If you download the Matroska link to the right, you will get a mkv-file with optional subtitles, which you can play with a vlc-player on your computer.
Willi Forst plays a former Guards officer who embarasses the singer Tilla Morland (Liane Haid) by walking off during one of her musical performances, but he later explains the reasons for this behaviour and is hired as her private secretary. But although a mutual love develops between the two, there are circumstances which make a happy outcome impossible. So while the film has many very funny moments, it is misleading to call it a comedy; a great romance with the melodrama played down would perhaps fit better.

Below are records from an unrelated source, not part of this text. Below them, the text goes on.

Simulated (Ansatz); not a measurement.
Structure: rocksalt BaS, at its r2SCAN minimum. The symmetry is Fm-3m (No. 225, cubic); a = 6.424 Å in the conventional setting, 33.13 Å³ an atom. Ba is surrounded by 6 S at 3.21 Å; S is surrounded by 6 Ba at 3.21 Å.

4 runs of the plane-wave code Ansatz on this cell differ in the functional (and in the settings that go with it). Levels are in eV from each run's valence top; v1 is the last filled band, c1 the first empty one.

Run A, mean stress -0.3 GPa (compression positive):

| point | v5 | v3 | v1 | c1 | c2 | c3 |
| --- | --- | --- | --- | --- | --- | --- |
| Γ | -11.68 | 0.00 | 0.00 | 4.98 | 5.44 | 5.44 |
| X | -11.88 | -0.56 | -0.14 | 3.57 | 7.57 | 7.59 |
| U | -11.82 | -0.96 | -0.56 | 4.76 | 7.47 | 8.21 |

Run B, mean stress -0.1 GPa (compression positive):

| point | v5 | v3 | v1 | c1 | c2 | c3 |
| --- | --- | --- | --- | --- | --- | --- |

I don't hesitate to call "Das Lied ist aus" one of the great masterpieces of early German cinema. It is one of the best and most stylish of all the Weimar musical sound films, and it's unusual for its strongly melancholic undertone and unhappy ending. It can also be regarded as one of the defining films for the team of actor Willi Forst, director Geza von Bolváry and scriptwriter Walter Reisch. Forst fully established his screen persona here: the witty, elegant, but also fragile and thoughtful gentleman, although he was a much too versatile actor to be pinned-down to such keywords. Forst is paired here with the equally stunning Liane Haid, very charming and womanly, and the chemistry these two have has rarely been achieved again in later films with Forst (but check out "Der Prinz von Arkadien" with the same team!).
And of course there's the music by Robert Stolz, who wrote some of his very best songs for this film: the melancholic "Frag' nicht warum", the witty "Wenn das Wörtchen wenn nicht wär", the even today still famous "Adieu mein kleiner Gardeoffizier" and also "Die Liebe ist wie ein Tonfilm", an early instance of reflecting on the newly developed medium of the sound film and on the dreams created by the cinema in general.